Augustin Sokolovski, Doctor of Theology, Priest
On the last day of the first month of autumn, the Church commemorates the martyrs Vera, Hope, Love, and their mother Sophia. The three daughters are also called in Latin Fides, Spes and Caritas.
Tradition has preserved many similar accounts of the witness of the suffering of the martyrs Sophia, Faith, Hope and Love. Similar accounts of Christian martyrs - mothers and daughters - bearing these names were/are preserved in different cities and countries. At the same time, the belief of the first generations of Christians called for witnessing to faith in Christ even unto death, regardless of gender, age, intelligence, and background.
One such account tells us that Faith, Hope and Love and their mother Sophia were Roman Christians who lived in first-century Rome. According to the Life, they themselves had rushed to suffer for Christ in the witness of faith. They did it despite the canonical rules, which recommended to Christian to hide themselves in times of persecutions. Poetically speaking, the four martyrs hurried to Heaven. For Christianity means that life is not here.
Thus, in the case of three sisters, the memory of the Church has preserved not only their names, but also the inimitable detail of their voluntary testimony for Christ.
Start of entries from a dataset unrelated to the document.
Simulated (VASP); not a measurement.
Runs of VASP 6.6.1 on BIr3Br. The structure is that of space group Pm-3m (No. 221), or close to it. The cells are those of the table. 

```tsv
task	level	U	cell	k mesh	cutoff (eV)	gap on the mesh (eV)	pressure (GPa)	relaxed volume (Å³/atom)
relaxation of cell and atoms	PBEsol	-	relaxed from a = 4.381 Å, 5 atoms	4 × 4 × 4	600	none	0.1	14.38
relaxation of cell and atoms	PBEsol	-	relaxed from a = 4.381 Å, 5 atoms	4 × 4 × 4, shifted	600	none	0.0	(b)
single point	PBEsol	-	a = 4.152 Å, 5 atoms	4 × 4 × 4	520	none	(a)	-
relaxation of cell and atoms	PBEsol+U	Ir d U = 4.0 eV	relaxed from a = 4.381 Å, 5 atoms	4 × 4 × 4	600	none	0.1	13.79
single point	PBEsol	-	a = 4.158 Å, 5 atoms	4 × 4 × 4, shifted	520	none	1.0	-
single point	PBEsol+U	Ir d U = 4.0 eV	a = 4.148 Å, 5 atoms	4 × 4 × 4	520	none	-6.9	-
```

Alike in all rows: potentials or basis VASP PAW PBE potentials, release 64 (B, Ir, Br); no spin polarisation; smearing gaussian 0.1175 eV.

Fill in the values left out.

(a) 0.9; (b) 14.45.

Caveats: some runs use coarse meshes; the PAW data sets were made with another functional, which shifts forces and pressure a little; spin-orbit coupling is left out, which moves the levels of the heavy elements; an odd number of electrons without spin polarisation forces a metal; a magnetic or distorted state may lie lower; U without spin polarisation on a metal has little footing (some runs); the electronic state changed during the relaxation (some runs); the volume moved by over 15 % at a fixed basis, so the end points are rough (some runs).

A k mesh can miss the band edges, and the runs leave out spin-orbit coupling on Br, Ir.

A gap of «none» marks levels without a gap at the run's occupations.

More recent information from the time of the Roman Bishop Gregory the Great (+604) indicates that Sophia was a widow from Milan. After giving away her possessions there, she moved to Rome. Her daughters were the first to suffer for Christ. Mother Sophia buried them on the Appian Way and died of grief three days later. 'Is not the day of the Lord darkness but light? it is darkness, and there is no radiance in it' (Amos 5:20).
Perhaps one of the most amazing paradoxes of human language is the limited number of names. The constant desire of every human being for his own uniqueness always, or almost always, corresponds to the repetitiveness of names. After all, even the rarest names are repeated, and those unique, new, creatively invented names that parents sometimes call their children so that they can thus distinguish themselves particularly, are often too 'ordinary'. In fact, each name is the antipode of a homonym. For behind it, repetitive, multiple, found in many and so different people, there is always a single, unique, genuine, individual person.
If we continue with this logic, each person, indeed all of humanity, is a homonym in relation to one another. A paradoxical, tragic, singular, and unrepeatable homonym that God Himself intended. Unrepeatability as the definition of the image of God. Inimitable and indestructible as man himself.
The names Faith, Hope, Love correspond to the names of Christian theological virtues. Sophia in Greek means wisdom, that is, human and philosophical wisdom, and at the same time it points to the Divine Wisdom - Christ.
The Church of the Lord Jesus is the Society of people who believe in Christ. It is the Community of Christ, and essentially the fellowship of names sanctified in the Name of the Lord Jesus. Some of the names, like Faith, Hope and Love, owe their origin to Christianity, others to human and divine virtue, like Sophia.
In Baptism one does not simply acquire a name, but also brings his own name, given by his parents, into the great Communion of Names. These are the names of all those who henceforth participate in the Communion of Saints, who from now and forever, having been joined to the prayerful intercession of the inexhaustible Ocean of Saints, is now granted the gift of interceding for others. For holiness is the gift of intercession; it is the boldness, or better, the audacity, to call by name Him, without Whose name 'it is impossible for human being to be saved' (cf. Acts 4:12).